Animal Aid’s website Race Horse Deathwatch was launched in 2007 to expose the deaths of horses on British racecourses.
The first horse whose death was entered on the website was called Little Brick. He was killed at the 2007 Cheltenham Festival. On November 29th 2019, the 2,000th victim, known as Beer Goggles, was fatality injured at Newbury.
This shocking number of individual victims were killed over a period of 4,645 days, which equates to the death of a horse almost every other day.
Even this is an underestimate of the numbers killed in racing because of the lack of transparency by the industry. The figure also excludes those killed through ‘elective euthanasia’ and others who die whilst in training away from the racecourse.
Every racecourse in Britain has seen a horse killed. The worst is Cheltenham, with exactly a hundred victims to its name.
This shocking record of animal deaths, which should be called abuse, falls on the British Horseracing Authority (BHA), which is supposed to safeguard race horse welfare as part of its remit. It is clearly failing to stop the tide of deaths.

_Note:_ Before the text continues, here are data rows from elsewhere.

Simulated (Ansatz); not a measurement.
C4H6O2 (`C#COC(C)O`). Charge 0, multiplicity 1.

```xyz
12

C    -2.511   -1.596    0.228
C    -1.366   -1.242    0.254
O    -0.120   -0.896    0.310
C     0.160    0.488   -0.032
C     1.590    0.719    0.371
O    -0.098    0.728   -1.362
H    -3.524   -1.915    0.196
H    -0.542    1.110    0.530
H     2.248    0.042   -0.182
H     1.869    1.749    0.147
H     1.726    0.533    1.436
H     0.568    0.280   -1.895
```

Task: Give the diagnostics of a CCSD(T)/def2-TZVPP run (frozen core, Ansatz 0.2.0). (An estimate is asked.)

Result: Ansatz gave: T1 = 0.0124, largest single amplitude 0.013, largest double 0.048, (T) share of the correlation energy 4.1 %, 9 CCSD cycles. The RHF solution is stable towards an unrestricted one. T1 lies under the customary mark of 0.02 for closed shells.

The BHA need to be replaced by a new horse welfare regulator – independent of racing industry representatives who have a vested interest in maintaining a ‘business as usual’ approach. The Liberal Democrats party has pledged, as part of its 2019 Manifesto, to “establish an independent regulatory body for horse welfare to prevent the abuse and avoidable deaths of racehorses.” Animal Aid would like to see the other political parties pledge to do likewise.
Says Dene Stansall, Animal Aid’s Race Horse Consultant, “The sheer volume of horses killed in racing is astounding but perhaps not surprising, given a regulator which for years has accepted deaths as part of a risk element of this so called ‘sport.’ This is no longer acceptable to a growing number of people and politicians alike. Racing is not only killing horses but its own industry.”